FPGA based DMA on TX1 - IOVA mapping issue


We are developing a custom logic on FPGA that supports both video input and output. Interfaced over PCIe on TX1 running R24.2, they are exported as V4L2 and FB devices in Linux.

The FPGA is capable of performing the DMA operation from/to FPGA DDR to/from TX1 DDR allocated via dma_alloc_coherant and v4l2 sub-system. Following errors are reported when DMA is enabled.

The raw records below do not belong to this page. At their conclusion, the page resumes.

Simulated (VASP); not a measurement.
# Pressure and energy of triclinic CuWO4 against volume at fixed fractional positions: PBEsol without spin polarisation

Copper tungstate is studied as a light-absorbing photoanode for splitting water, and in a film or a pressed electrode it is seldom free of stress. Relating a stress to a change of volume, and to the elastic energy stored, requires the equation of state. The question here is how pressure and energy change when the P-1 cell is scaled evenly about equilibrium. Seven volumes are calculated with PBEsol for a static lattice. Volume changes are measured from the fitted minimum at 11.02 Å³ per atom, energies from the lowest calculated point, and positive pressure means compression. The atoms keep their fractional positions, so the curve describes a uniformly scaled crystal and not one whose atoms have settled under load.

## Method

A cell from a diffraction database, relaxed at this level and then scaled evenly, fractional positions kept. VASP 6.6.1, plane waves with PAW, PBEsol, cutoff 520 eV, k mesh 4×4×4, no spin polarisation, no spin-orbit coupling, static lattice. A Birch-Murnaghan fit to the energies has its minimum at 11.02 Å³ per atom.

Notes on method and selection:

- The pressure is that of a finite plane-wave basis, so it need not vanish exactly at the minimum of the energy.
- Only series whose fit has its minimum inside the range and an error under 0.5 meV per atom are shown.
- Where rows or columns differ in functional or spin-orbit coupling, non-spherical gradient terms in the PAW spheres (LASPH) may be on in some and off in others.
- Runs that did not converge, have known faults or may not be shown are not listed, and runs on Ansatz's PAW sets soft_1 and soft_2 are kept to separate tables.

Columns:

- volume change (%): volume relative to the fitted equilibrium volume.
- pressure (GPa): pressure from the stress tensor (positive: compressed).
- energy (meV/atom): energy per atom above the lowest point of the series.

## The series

smmu_dump_pagetable(): fault_address=0x00000000fe000000 pa=0xffffffffffffffff bytes=ffffffffffffffff #pte=0 in L2
[ 40.569545] mc-err: (0) csr_afir: EMEM decode error on PDE or PTE entry
[ 40.576211] mc-err: status = 0x6000000e; addr = 0xfe000000
[ 40.581885] mc-err: secure: no, access-type: read, SMMU fault: nr-nw-s

Obviously we are getting this because there is no SMMU mapping for the PCIe to the allocated DDR location. What is the right way to achieve the necessary functionality?

  1. Should we allocate like above and create a mapping in SMMU? If so, what are the relevant APIs in TX1?
  2. Is it possible to create a IOVA mapping as and when memory is allocated? If so, what are the relevant APIs/flags in TX1?

Thanks in advance.

Is your FPGA PCIe end point device sitting behind a PCIe bridge?

No, there are no bridges between. The FPGA (as PCIe endpoint) is directly to the PEX4 (J2) connector of the Jetson TX1 Developer Kit Carrier board.

do you see this error after some time or immediately after starting the DMA operation?
reason for this question is, generally if SMMU is enabled for PCIe, dma_alloc_coherent() API starts returning addresses starting from 0x80000000 (max address being 0xFFF00000) and it would come to 0xFE000000 (as reported by SMMU error) after all earlier memory regions are exhausted. If the issue is seen immediately, then, it is very likely that this memory location is not a legitimate one and there may not be SMMU tables updated with this entry.

We are getting this as soon as the DMA is enabled. In fact, the address 0xFE000000 is where the DMA descriptors are stored.

Regarding dma_alloc_coherant, we are allocating memory with (GFP_KERNAL | GFP_DMA32) flags. Total allocation stands around 40MB.

Any other flags are needed apart of these? And is the IOVA<->PA mapping one to one?

Any specific reason why GFP_DMA32 is passed? GFP_KERNEL alone should be enough. Can you please try with only GFP_KERNEL?

Even using GFP_KERNEL does not make any difference. Same behavior.
BTW will this automatically create a IOVA mapping for PCIe?

Yes. calling dma_alloc_coherent() API would create IOVA mapping for PCIe.
Possible to privately send the driver for us to take a look at it once?
Since it is working for all other upstreamed PCIe end point driver, don’t see any reason why it shouldn’t work in your case.

Hi vidyas,

I have sent the code to you privatly two days back. Hope you could have a look at it. Kindly comment

Commented offline.

It is our mistake. We had passed dma_alloc_coherent() API with platform device pointer rather than the pci device pointer. After changing it, the mapping is automatically created.

Thanks to @vidyas for the solution.

good to hear that.